"Consolidation" remains a dirty word among most of Stanislaus County's 19 fiercely independent fire departments. But the idea of merging at least some functions to save taxpayer money continues to simmer under the heading "regionalization."
Several city and rural departments have explored combining for many years. Pride, tradition and different pay scales have kept it from happening, except for a partnership that finally joined the city of Oakdale with the Oakdale Rural Fire District in March.
A few months ago, Stanislaus Consolidated Fire Protection District dropped out of four-way talks with Modesto, the Salida Fire Protection District and the county fire warden's office. But the latter three say they continue to inch toward some sort of agreement, despite having fallen short in similar attempts in recent years.
"I believe it won't be too much longer before we have some type of joint agency," said Modesto Fire Chief Jim Miguel, who will become chief of the Livermore-Pleasanton Fire Department on July 6.
The trick could be to forget disbanding at the policy level, which would require some fire board members to give up power, several leaders said. Instead, departments should focus on the idea of continuing to merge some operations and administrators, meaning chiefs and other management, they said.
"We need to identify some areas where we can save agencies some money by increasing efficiencies while providing the same or better levels of service," said Tom Burns, a Salida fire board member.

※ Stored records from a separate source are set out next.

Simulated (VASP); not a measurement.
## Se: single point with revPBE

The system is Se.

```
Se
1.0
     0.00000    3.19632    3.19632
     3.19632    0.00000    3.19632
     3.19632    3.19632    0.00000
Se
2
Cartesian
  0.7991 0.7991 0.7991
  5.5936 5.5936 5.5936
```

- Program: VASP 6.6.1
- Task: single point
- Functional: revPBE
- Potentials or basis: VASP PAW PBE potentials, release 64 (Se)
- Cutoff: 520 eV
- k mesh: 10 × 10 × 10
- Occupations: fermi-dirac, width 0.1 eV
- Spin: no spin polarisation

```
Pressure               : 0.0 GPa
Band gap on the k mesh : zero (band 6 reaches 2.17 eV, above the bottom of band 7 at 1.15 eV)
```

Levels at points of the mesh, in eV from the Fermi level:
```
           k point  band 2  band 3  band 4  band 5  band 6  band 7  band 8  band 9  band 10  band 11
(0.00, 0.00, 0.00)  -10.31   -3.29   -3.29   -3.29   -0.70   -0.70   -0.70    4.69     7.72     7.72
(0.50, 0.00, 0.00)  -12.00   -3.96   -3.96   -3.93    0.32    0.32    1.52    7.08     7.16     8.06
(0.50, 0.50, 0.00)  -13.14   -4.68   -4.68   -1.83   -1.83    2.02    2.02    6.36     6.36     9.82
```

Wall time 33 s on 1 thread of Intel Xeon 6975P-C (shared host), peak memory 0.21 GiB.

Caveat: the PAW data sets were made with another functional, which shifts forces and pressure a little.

Salida and Modesto officials and rank-and-file firefighters have enjoyed a good working relationship for years, cooperating on frequent Highway 99 calls along a shared border, Miguel said. County officials directed Stanislaus County Fire Warden Gary Hinshaw to participate in talks as well; his office doesn't staff a traditional fire station, but it provides services such as fire prevention for several agencies.
Hope for agencies 'barely hanging on'
Regionalization talks provide a note of hope in the otherwise depressing proposed budget that county supervisors will consider Tuesday. Acknowledging that "many of our fire agencies are barely hanging on," the 828-page document cites the county's potential for providing "administrative support, internal leadership and program facilitation."
That thought is akin to recommendations of a 2007 civil grand jury, which said county leaders should use their influence to finesse cooperation among the disparate fire agencies. So far, supervisors mainly have shrugged off getting involved with autonomous departments.
The ongoing regionalization efforts are "alive and well," Hinshaw said. Several small, struggling departments are watching Modesto and Salida, he said, and could come on board if the two ever tie a knot.
"Conceptually, I'm a huge proponent," said Stephen Mayotte, Stanislaus Consolidated Fire District chief. His board recently pulled out of negotiations because it wouldn't pencil out in the short term, he said, "but that doesn't mean we won't be interested in the future."
Agencies throughout the county did join hands in a limited fashion when they formed the Stanislaus County Fire Authority five years ago to share training, communications, fire prevention and investigation services. Salida Fire Chief Dale Skiles said "it's worked out very well," and the concept could be extended to other administrative areas.
Mayotte's agency provides another example, having combined with three others in 1995. And the cities of Newman and Patterson share staff and stations with the West Stanislaus Fire Protection District.
Burns, of the Salida board, said, "We want to do it right, so we don't want to rush into it. It is frustrating that it takes a while, but as government goes, we're moving along at a pretty good clip."